Values and references

March 2006

Among the most interesting language adaptations provided by the ECMA standard is a better semantics for expanded types, addressing a central problem of object-oriented programming. These ideas have not been publicized that much yet, but they are worth taking a look at and, better yet, are fully implemented in the forthcoming release of EiffelStudio.

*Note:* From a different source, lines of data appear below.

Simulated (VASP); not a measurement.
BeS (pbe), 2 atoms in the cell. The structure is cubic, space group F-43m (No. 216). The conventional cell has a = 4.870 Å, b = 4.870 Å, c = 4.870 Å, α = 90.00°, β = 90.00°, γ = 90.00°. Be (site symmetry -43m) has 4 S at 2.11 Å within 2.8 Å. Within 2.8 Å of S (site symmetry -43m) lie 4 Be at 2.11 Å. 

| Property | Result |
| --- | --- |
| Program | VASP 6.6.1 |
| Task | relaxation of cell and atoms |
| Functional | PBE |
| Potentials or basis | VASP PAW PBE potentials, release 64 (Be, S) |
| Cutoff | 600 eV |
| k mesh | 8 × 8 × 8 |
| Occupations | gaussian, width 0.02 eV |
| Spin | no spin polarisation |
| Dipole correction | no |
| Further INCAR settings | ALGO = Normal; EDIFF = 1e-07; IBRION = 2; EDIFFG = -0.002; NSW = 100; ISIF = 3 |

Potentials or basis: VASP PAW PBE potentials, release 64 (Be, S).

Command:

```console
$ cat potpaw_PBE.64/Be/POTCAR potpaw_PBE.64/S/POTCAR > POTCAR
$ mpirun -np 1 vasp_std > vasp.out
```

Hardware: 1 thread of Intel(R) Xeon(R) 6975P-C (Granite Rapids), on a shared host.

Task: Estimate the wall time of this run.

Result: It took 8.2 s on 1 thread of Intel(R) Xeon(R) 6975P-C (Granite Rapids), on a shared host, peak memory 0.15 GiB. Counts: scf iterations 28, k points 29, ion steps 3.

The basic issue was first addressed in Eiffel 3 (I don't know of any other major O-O language having tackled it until recently). It's about how to reconcile an object-oriented type system with the needs of basic, classical types such as INTEGER and CHARACTER, and to the notion of subobject. For many application (programmer-defined) objects it's natural to expect reference semantics: objects are accessible through references, and themselves may contain references to other objects. This convention gives considerable flexibility in building appropriate data structures and is part of the core of object-oriented programming. But it doesn't apply to two important cases:

    - Basic types. If I have an integer variable x, I want the value
    of x to be an integer, say 3, not a reference to some cell
    containing that value. This is not just for performance but
    also for semantic reasons: if y is another such variable, I
    expect the assignment y := x simply to give x the value 3,
    and not to establish any durable relationship between x and
    y, as would be the case if we interpreted this as a reference
    assignment, making x and y refer to the same cell ("dynamic
    aliasing").

    - Subobjects. Sometimes an object refers to another object;
    sometimes it contains another object. This is again not just
    a matter of implementation, but a conceptual difference. A
    house belongs to a street, and it contains a front door; in
    the first case we need a reference (as attested by the
    observation that sharing is possible: several houses may
    belong to the same street) ; in the second case we want a
    "door" subobject in the "house" object.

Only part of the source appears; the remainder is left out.